Stanley Nelson’s Crack: Cocaine, Conspiracy, & Corruption
A conversation with Stanley Nelson and Elizabeth Hinton, moderated by Vanessa K. Valdés
Acclaimed documentarian and CCNY alum Stanley Nelson will discuss his latest film, Crack: Cocaine, Conspiracy, & Corruption, which tells the history of the 1980s crack epidemic and its disproportionate effects on Black communities. The film situates the crack epidemic within broader social, political, and economic forces, allowing us to better understand how it led to mass incarceration. Stanley Nelson will be in conversation with Elizabeth Hinton, Associate Professor of History and African American Studies and Professor of Law at Yale University, and a scholar on mass incarceration. Vanessa K. Valdés, Director of CCNY’s Black Studies Program and a Professor of Spanish and Portuguese, will moderate the discussion.
This event is co-sponsored by the Colin Powell School for Civic and Global Leadership, the Black Studies Program, the Department of Media and Communication Arts, the Documentary Forum, and Third World Newsreel. It is part of the recently-launched Racial Justice Fellows program, which trains and supports students to become deeply involved in antiracist movements.

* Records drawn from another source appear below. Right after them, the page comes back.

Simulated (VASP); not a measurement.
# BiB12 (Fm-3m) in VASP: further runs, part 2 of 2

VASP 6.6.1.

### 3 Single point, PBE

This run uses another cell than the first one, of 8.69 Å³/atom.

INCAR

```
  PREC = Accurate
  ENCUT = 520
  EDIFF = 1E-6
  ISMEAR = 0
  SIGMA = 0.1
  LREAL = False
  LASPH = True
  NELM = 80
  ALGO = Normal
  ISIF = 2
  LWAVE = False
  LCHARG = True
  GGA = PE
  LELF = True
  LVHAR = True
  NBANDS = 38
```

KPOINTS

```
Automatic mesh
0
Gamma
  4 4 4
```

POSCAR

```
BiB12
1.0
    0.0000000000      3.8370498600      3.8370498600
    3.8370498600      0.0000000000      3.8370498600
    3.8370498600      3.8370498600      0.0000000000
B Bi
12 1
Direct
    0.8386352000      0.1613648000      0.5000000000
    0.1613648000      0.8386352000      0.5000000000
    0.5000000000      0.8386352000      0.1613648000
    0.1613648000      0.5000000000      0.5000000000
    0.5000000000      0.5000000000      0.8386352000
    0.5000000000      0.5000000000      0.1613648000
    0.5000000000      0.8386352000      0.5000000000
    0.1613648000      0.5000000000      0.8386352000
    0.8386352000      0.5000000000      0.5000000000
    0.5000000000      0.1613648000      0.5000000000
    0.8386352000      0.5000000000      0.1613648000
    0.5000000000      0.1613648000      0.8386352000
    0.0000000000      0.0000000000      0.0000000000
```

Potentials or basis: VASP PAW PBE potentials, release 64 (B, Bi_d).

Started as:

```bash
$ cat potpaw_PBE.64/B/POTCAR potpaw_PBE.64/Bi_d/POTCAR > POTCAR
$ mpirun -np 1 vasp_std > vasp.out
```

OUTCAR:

Watch the documentary on Netflix! Take a look at the trailer at the bottom of this page.
Meeting ID: 847 8933 1044 I Passcode: 546739
Stanley Nelson is today’s leading documentarian of the African American experience. His films combine compelling narratives with rich historical detail to shine new light on the under-explored American past. Awards received over the course of his career include a MacArthur “Genius” Fellowship, five Primetime Emmy Awards, and lifetime achievement awards from the Emmys and IDA. In 2013, Nelson received the National Medal in the Humanities from President Obama. In 2019, Miles Davis: Birth of the Cool was nominated by the GRAMMYs for Best Music Film. Nelson’s latest documentary, Crack: Cocaine, Conspiracy, & Corruption debuted on Netflix in 2021. In 2000, Mr. Nelson, and his wife, Marcia Smith, co-founded Firelight Media, a non-profit production company dedicated to advancing contemporary social justice issues, amplifying underrepresented narratives, and fostering a new generation of diverse filmmakers. Nelson received his BFA from CCNY, where his mother worked as a librarian.
Elizabeth Hinton is a historian of American inequality who is considered one of the nation’s leading experts on policing and mass incarceration. Hinton’s past and current scholarship provides a deeper grasp of the persistence of poverty, urban violence, and racial inequality in the United States. She is Associate Professor of History and African American Studies at Yale University and Professor of Law at Yale Law School and the author of the award-winning book From the War on Poverty to the War on Crime: The Making of Mass Incarceration in America and the forthcoming America on Fire: The Untold History of Police Violence and Black Rebellion Since the 1960s, which will be released in May. Hinton's articles and op-eds can be found in the pages of The New York Times, The New York Times Book Review, The Washington Post, The Atlantic, The Boston Review, and Time.
Vanessa K. Valdés is the director of the Black Studies Program at CCNY. A graduate of Yale and Vanderbilt Universities, and a Professor of Spanish and Portuguese, her research interests focus on the cultural production of Black peoples throughout the Americas: the United States and Latin America, including Brazil, and the Caribbean. She is the editor of The Future Is Now: A New Look at African Diaspora Studies (2012) and Let Spirit Speak! Cultural Journeys through the African Diaspora (2012). She is the author of Oshun's Daughters: The Search for Womanhood in the Americas (2014) and Diasporic Blackness: The Life and Times of Arturo Alfonso Schomburg (2017). Her latest book, Racialized Visions: Haiti and the Hispanic Caribbean (2020) is an edited collection that re-centers Haiti in the disciplines of Caribbean, and more broadly, Latin American Studies.